HJ-ED-DHJHerald Journal Columns
August 20, 2007, Herald Journal

Back-to-school blues


It’s that time of year again, when some of us get the “back to school” blues for our kids. Some parents get excited about the idea of their kids returning to school, while others get a little sad about it.

One lazy morning last week, I sat and watched the boys enjoy each other, how they interacted, and I thought about how nice it was that their summer days are so carefree.

Then, the thought of them returning to school soon popped the little, pleasant bubble in my head.

My boys are close in age and they act very much like best friends. When they begin school and are separated for most of the day, they seem to irritate each other more in the evenings during the school year, as compared with the summer.

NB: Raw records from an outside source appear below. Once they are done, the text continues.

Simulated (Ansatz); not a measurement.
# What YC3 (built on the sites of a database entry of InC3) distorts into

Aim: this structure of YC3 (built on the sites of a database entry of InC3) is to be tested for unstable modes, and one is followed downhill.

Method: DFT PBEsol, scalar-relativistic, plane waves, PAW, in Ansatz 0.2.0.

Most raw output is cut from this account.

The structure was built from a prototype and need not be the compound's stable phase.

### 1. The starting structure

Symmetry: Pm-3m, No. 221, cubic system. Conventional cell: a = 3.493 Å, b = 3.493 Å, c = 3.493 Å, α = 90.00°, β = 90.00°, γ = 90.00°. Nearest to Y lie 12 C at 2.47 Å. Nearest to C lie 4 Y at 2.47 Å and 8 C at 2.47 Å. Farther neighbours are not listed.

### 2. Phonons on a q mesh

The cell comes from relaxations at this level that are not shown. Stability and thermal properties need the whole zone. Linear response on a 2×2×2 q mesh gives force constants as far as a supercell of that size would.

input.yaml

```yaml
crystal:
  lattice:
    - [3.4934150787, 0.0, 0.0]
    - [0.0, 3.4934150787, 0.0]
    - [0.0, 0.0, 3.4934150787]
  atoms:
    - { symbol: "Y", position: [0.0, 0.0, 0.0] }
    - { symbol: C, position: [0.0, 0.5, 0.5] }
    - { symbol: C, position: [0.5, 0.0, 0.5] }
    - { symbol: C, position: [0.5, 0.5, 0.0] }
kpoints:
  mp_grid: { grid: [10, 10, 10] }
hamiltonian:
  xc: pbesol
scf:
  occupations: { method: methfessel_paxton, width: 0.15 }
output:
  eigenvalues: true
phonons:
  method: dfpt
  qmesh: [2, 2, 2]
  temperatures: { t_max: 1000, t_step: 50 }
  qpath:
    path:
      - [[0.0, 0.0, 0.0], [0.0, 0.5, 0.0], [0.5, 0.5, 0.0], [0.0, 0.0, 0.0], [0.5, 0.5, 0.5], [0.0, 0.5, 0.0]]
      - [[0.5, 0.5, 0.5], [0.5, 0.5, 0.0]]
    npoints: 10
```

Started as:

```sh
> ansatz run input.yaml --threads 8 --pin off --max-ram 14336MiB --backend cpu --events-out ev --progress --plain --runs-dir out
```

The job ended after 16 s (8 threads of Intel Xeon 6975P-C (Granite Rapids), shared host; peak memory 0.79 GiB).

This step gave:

Time spent together on weekends usually repairs the bond, but then it’s back to school the next week, and to some extent, the bickering.

I guess the amount of bickering could be from the fact that they’re tired by the end of the school day, but it’s always disheartening to see your kids fight – though it’s very normal.

Another reason I’m not looking forward to the new school year is because, sadly, I’m not a morning person. I have personal issues with my alarm clock – mainly that I hate the thing. Now, hate is a strong word that I rarely use, but in this instance it is the word that is most fitting.

So, it’s hard enough for me to get my bones out of bed, but then to also rouse my boys, who unfortunately aren’t morning people either, is a small feat – each morning!

In the summer, if there’s no clean socks – no worries – just throw on a pair of flip flops. But during the school year, searching for a clean pair of socks some mornings may drive a person to the funny farm!

Of course, to avoid such mass confusion in the mornings, a wise person would set all necessary items out the night before to ensure early morning utopia.

Unfortunately, such pre-planning does not always happen before bedtime, and the following morning will surely suffer because of it.

A Tooth Fairy tip

Our household has enjoyed many visits from the Tooth Fairy the past couple years.

An added touch that the Tooth Fairy sometimes employs, when she has extra fairy dust, is to leave some of her fairy dust behind on the pillow.

Now, this fairy dust is extremely similar to glitter and creates much excitement from the child discovering it. So, next time, maybe you could write a note to the Tooth Fairy for your child and ask if she could leave a little trail of dust behind. They’ll be tickled.


My 6-year-old got stung by a bee. As he cried, he said, “Why do they do that? I don’t even take the honey!”

As a side note, I’ve always used a mud paste on bee stings, both on myself and the kids – it works like a charm.

Just take a spoonful of soil, add just a little water to make a paste, and rub it on the area. It immediately takes the pain away, and as the mud dries, it will draw the stinger out (if the stinger was indeed in there).

You can leave the mud pack on for a good day, and if needed, reapply.